Today we’d like to introduce you to Josmine Evans.
Hi Josmine, please kick things off for us with an introduction to yourself and your story.
This work started with self-discovery.
I grew up in a close, active community where identity was shared. I was known through my relationships. I was Hank and Clara’s daughter, Carol’s niece, Myrlin’s granddaughter, somebody’s friend. When I moved to Detroit in 2014, I was separated from that community for the first time and had to figure out who I was on my own.
I found my footing through cooking. I cooked for my partner at the time and explained the meaning behind the dishes: why we made certain foods, who taught me, and when they showed up in my family’s life. Food became the way I researched myself — by learning more about the people and histories that shaped me. That work eventually moved me from my home kitchen to the wider world: across the U.S., the Caribbean, South America, and West Africa.
In 2018, I began traveling across the diaspora with culinary scholar Michael Twitty and others, studying the connections between West African food traditions and the everyday foods Black people cook in the Americas. Those experiences reshaped my understanding of culture, lineage, and responsibility.
When I began separating from my previous employer, I took on small pop-ups and catering jobs to keep my lights on. I also used those moments to share the stories behind the food. Every plate came with context as to how and why we eat these dishes, who passed them down, and what they carry.
Over time, I realized that my family’s stories were not isolated. They echoed across other Black communities too. I also recognized the privilege it took to travel, study, and gather this knowledge. I wanted to make the history I was uncovering more accessible without diluting it or turning it into a trend.

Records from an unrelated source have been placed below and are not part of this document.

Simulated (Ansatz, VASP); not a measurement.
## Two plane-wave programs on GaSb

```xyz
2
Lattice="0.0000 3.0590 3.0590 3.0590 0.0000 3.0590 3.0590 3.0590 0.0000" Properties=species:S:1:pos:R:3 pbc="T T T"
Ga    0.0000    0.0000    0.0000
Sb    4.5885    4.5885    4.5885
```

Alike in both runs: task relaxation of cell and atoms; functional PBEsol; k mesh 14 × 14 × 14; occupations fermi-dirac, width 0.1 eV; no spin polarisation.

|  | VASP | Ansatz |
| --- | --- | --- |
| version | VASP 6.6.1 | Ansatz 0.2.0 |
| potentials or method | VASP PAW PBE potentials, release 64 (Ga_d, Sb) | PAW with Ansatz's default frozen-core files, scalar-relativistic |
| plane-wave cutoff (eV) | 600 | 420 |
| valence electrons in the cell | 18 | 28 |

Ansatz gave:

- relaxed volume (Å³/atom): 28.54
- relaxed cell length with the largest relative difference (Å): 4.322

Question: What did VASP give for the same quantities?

This January, I launched a spice line. Each blend tells a specific story tied to a place, a history, or a lineage. Pop-ups might allow me to speak to 30 or 40 people, and catering jobs might reach 10 to 60. But a jar of seasoning can travel anywhere in the world, at any hour, and reach far more people than I can face-to-face.
Alongside this, I co-founded The Joy Project in Detroit; a living archive focused on Afro-Atlantic agriculture, culture, and community practice. It’s where the research meets land and where the work of remembering becomes something people can touch, taste, and participate in.
Today, Indigo Culinary Co. as we expand locally and nationwide the core remains the same: preserve and uplift Black foodways, make flavor accessible, honor our elders, and support community. I still make everything by hand. I still study. I still listen. And I continue to follow the same guiding belief that food carries memory, identity, and meaning across generations.
Can you talk to us a bit about the challenges and lessons you’ve learned along the way. Looking back would you say it’s been easy or smooth in retrospect?
Navigating the basic challenges of being a first-time, first-generation entrepreneur with no formal business background has been hard enough. Adding the fact that I’m committed to running this business according to my ethics and personal values has made it even more complex. There are shortcuts other businesses take that would make things cheaper, easier, and more efficient but I’m not willing to go that route.
I insist on using quality ingredients, even when the cost is higher. I turn down funding or partnerships that don’t align with my ethics. I choose to train and support people from my own community instead of outsourcing to the lowest bidder. And I pay my team well because I don’t believe in building anything on exploitation.
Those decisions slow things down. They make the margins tighter. They require more patience and more trust. But they’re non-negotiable for me. I can’t talk about cultural preservation, community care, or honoring our lineage on one hand and then operate the business in ways that contradict those values. The harder path is the one that keeps the work honest.
Thanks – so what else should our readers know about your work and what you’re currently focused on?
I’m a culinary historian, spice maker, and food educator. My work focuses on Black foodways, cultural preservation, and community-rooted learning. Through Indigo Culinary Co., I produce small-batch seasoning blends and food experiences grounded in the histories and traditions of the African Atlantic world. Every blend is tied to a specific lineage or story as much as a flavor profile.
I specialize in translating research into something people can actually use. My work takes the histories behind our food and makes them accessible in everyday cooking. A lot of people come to Indigo because they want context, integrity, and care.
What I’m most proud of is the genius of my ancestors. They encoded knowledge, memory, technique, and technology into our culinary traditions so that generations later, I could access it. The food itself carries instructions about resilience, identity, and how to care for our people. I’m proud that I get to continue this work in my own way and help others recognize the depth and wealth that already exists in our kitchens.
And honestly, I don’t think I am what sets Indigo Culinary Co. apart. It’s the community, the customers, and the supporters who make the work what it is. They demand accountability and authenticity. They make the history relevant. They’re the reason these stories have a place to land. Indigo exists because people asked for it and value the stories, the knowledge, and the connection. I’m just the one doing the hands-on labor.
What was your favorite childhood memory?
I was a toddler when my mother’s father passed away. My mom flew to Tennessee for the funeral, came home, and didn’t tell me right away. When she finally did, I told her I already knew because my grandfather had come to me in our garden with angels and told me himself.
I know that sounds “woo woo” for some people, but the reason it stands out as a favorite memory for me is because it confirms something that has shaped my entire life and my work.
Its meaningful because for me its proof that even before I knew to ask for them, I’ve been guided and protected by my ancestors in real time. That they’ve always been able to access me and I’ve always been able to receive them.